Taoiseach faces controversy over claims of altered Mahon files

BERTIE Ahern’s purchase of his Drumcondra home was at the centre of fresh controversy last night as questions were raised whether files given to the Mahon corruption probe had been altered.

The information emerged as the Taoiseach prepared for another bruising encounter with the tribunal at Dublin Castle against the background of Mr Ahern’s legal challenge to block the inquiry from asking him about Dáil statements.

Tribunal senior counsel Des O’Neill raises queries over 50 missing pages in one file supplied to the probe and alludes to the possibility others were changed in transcripts obtained by Newstalk’s Lunchtime with Eamon Keane show.

The documents show that in February 2005 businessman Michael Wall retrieved files relating to the 1997 sale of his Beresford Avenue property to Mr Ahern and passed them on to the Taoiseach.

Mr Wall strongly rejected any suggestion files then handed over to the tribunal by him had been interfered with.

Mr O’Neill raises the matter of missing pages from a file relating to a will drawn up by Mr Wall bequeathing the Drumcondra house to Mr Ahern, even though the Fianna Fáil leader was just a tenant at the time.

The leaked transcripts show Ken Morris, who took over the practice of Mr Ahern’s solicitor Gerry Brennan after he died, was asked why documentation relating to the will was not originally given to the tribunal and was subsequently included with other separate documentation.

“Do you think documents were taken out? There is a difference of 50 pages — 395 pages in the file, which was said to be the original Brennan file. The documentation here is 345 pages in relation to the Brennan file. This is a file which was constructed from the original file but it includes documentation which was not in the original file and was not provided to the tribunal,” Mr O’Neill asked him.
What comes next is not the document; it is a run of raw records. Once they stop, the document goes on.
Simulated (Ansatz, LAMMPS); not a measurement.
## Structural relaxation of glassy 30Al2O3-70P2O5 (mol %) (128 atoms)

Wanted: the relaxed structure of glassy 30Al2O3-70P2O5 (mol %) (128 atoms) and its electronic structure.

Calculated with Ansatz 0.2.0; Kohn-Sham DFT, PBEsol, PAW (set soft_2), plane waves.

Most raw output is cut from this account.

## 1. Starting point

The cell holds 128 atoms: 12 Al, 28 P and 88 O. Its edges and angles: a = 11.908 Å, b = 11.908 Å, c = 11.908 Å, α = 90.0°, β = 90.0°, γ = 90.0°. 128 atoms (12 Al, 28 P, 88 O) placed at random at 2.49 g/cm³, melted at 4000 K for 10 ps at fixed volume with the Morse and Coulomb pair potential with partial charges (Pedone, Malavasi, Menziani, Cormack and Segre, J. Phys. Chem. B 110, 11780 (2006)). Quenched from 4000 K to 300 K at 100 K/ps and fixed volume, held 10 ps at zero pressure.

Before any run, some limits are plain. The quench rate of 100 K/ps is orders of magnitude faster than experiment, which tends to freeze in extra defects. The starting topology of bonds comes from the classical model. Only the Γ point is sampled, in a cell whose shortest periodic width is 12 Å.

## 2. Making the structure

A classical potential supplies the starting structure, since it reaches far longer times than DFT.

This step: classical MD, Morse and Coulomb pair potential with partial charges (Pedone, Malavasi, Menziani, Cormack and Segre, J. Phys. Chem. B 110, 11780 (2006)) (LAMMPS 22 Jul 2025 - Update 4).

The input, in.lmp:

Ken Morris denied any wrongdoing: “It certainly wasn’t done with any malice with me, aforethought.”

The Taoiseach told the Dáil in October 2006 he had given all documents relating to the purchase to the tribunal.

Mr Ahern is seeking a ruling from the High Court that would bar the tribunal asking him about anything he said in the Dáil, even if it did not tally with statements outside parliament or to the tribunal.

The action, to be heard on April 1, will also seek to stop the probe requesting 150 documents relating to advice given to the Taoiseach by his financial adviser.